Wreckin in the Fall

Fishing Report of Fall Wrecks and Reefs


Fishing Key West in the fall and winter time fishery often blows the minds of visiting anglers to our cooler tropical waters. The mild cold fronts that move in cause many of our winter time species to show up on the flats, wrecks and back country waters. The shallow wreck and reef fishing near the Marquesas Keys are one of my favorite places to fish in the fall and winter because of the abundance of larger game fish. Dropping water temperatures provide a great opportunity for cobia, permit and barracudas over these structures.

Capt. Kyles with their cobia

While the cobia in big numbers are a little late to show up this year, it won’t take long until these big brown slobs are all schooled up over the wrecks. I usually choose a 3/0 or 4/0 Owner live bait hook rigged with a medium/large pinfish hooked through the mouth or a little in front of the dorsal. Don’t hesitate to throw fairly close to the cobia, as they get very aggressive towards your bait because they are competing with the rest of the school. If there aren’t many fish together I’d be a little more conservative with your cast while you ease the bait into their path. Don’t make the day out of the spot as these fish will eventually catch on to what you are doing when they see pinfish repeatedly falling from the sky. Get your fish and move on to what’s next. Cobia give an amazing fight along with making a nice meal at the end of the day.

Permit are sometimes a little more of a challenge on the cooler days over these wrecks, but usually cannot resist a live crab or a buck tail jig. The best wait to approach these areas for permit is to idle in nice and slow. Figuring your drift is crucial, as turning your engine off is a must in order to sneak up on the school of fish. I know many guys who drift right up near the wrecks with their engines on and hook up to maybe one fish, but that may be the only shot they get. Staying out from the wreck a little bit and playing it safe is the way to go. If it’s calm enough, I’ll even rip out my trolling motor to stay back from the wreck, as I do not want my presence being known. This way I can always go back and hook up to another permit after we are done fighting the first one. You can throw your crab right in front of school and usually one will peel off from the rest and engulf it. Do not treat your crab as if it is a plug or some other artificial lure. Crabs are delicate. Get a good cast without whipping the crab out there.

Capt. Kelso with a nice Marquesas Keys permit A far as getting “wrecked up” or wrapped around the wreck, permit don’t usually do it to me unless there is a big shark around. I typically go with 15lb ANDE Flurocarbon leader because of our gin clear waters. If I have a little bit of murk to the water I’ll try and go as high as 25lb leader just to be on the safe side. With gummy lips and silky smooth skin, I usually feel pretty comfortable during hookps that they will not come unbuttoned. I tie on a 1/0 Owner live bait hook and use a snell knot to my leader. I do not have luck using circle hooks with permit. 90% of the permit that I have hooked up to with circle hooks have all came off. I don’t know if it’s the shape of their mouth or what, so I continue to use j-hooks.

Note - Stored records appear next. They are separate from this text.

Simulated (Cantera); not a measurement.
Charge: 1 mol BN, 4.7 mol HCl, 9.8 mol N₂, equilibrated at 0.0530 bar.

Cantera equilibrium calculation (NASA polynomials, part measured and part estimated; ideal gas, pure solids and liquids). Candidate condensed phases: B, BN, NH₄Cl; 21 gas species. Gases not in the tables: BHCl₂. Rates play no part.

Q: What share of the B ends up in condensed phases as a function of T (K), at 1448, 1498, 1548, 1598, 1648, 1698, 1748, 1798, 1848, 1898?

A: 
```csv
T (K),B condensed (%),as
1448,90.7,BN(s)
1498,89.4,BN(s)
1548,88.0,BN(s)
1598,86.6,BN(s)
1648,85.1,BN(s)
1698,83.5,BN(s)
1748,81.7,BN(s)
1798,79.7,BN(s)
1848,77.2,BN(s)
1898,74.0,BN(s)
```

Barracudas, the year long rulers of these reefs and wrecks, give my anglers a great time. When fishing these areas, I usually go after the barracuda last, targeting the more spooky species first. Cudas usually are not bothered by us ripping on fish they can’t take out in one bite anyways. For throwing plugs on the wrecks, I choose Bomber Wind-Cheater lipped plugs or the Badonk-a-donk SS stick shads. The silver/blue color is irresistible to the barracudas. Fast retrieves are definitely the way to go, as you don’t want the barracuda to know what that lure is. I personally think they get irritated that there is a shiny bait fish swimming that fast past their face, and they just have to go up to it and bite it. Try and throw your plugs far out in front of the cudas and rip them fast back a couple feet out in front of them. I have done better on murky days with these fish as they cannot inspect the bait as much.

Hooked up to a barracuda on a tower

Hooked up at a tower in the Atlantic, just off of the Marquesas Keys.

Do not set the hook on barracudas when plug fishing. I have taken out way too many hooks from people who get antsy on the hook up. Barracudas can move up to 40mph on a flash. If you’re constantly ripping the plug back, the cuda will throw enough energy into the treble hooks to give you a nice hookup. Just come tight on the rod and keep good tension. Do not stop working the plug back if you see them chasing it. Stopping the plug will do nothing but let the barracuda know that the bait is not real and immidiately result in a turn off. Every once in a while snappers or jacks will come steal your plug in front of the barracudas, if they are brave enough. This can turn into quite the fight getting those brave fellas back to the boat in one piece. Needless to say, plug fishing over these wrecks is a blast and can really add to your day. Fishing Key West in the fall is epic, there are so many types of fish to go after. Each and every one of my anglers enjoy the times we have when the cooler weather sets in!